Vancouver Island hockey shines on world stage
Amidst the excitement and pride of the Canadian WolfPack qualifying for the FIH World Cup for the first time since 1994, there’s a small pocket in Canada that also sheds a few more tears of pride. Among the 18-player roster are five names that lean heavily on their roots from Vancouver Island. Veterans Maddie Secco and Kathleen Leahy hail from Victoria along side new staples Lexi De Armond and Anna Mollenhauer. Duncan product Sara Goodman is also a bright star for the fresh-faced Canadian side, led by head coach Rob Short, a former University of Victoria Vike and iconic national team men’s player.
While mathematics equates that Vancouver Island players make up only 28 per cent of the World Cup roster for Canada, that’s a fair contribution given the spread of Canadian talent in the country and, the strength of talent across British Columbia. Duncan and Victoria have been heavy national team production hubs thinking back to the talents of Olympians Shelley Andrews, Sara Ballantyne Brant, Nancy Mollenhauer (Charlton), Deb Whitten and from the 2000s era Rushton sisters Andrea and Katie.

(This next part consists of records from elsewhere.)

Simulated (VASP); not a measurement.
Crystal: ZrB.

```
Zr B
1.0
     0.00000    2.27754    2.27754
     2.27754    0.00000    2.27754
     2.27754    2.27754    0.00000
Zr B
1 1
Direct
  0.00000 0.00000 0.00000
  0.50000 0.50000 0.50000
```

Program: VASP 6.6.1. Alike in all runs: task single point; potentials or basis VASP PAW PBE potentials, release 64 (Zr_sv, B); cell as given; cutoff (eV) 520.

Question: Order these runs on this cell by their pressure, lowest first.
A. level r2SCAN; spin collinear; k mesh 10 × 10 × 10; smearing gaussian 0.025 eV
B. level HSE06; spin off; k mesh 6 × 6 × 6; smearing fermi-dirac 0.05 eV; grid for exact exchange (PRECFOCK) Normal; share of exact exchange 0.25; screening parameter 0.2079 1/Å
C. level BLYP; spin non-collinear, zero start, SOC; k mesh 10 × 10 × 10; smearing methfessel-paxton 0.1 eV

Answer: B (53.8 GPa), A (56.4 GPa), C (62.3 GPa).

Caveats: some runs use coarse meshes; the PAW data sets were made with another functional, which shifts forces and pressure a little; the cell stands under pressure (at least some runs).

The history of island hockey runs deep through all players that move on to the top levels and that is still a strong sentiment in current national team players.
“To me the field hockey community, not only in Victoria, but across the whole island, is very tightknit and it’s a very special community to be a part of,” described Anna Mollenhauer, a three-time U SPORTS National Champion with the UVic Vikes. “I honestly think it’s hard to fully articulate how special the island field hockey community is to me, but I can confidently say that I would not be the person or player that I am today if it weren’t for the Victoria field hockey community and I will forever be beyond grateful for the coaches that I had and continue to learn from, my teammates and lifelong friends and the next generation of island players who inspire me and reignite my love for the game.”
For Secco, on the eve of her 150th international for Canada, a presence at the World Cup is extra special.
“After a strong performance in Chile (at the qualifying event), the team earned its spot in the World Cup,” said Secco. “Our group is taking confidence out of that and viewing this tournament as an opportunity. Coming into this event as underdogs, means the rest of the world isn’t expecting us to succeed. It creates space for us to play freely and deflect pressure. We are all so honoured to be here and can’t wait to compete with the best.”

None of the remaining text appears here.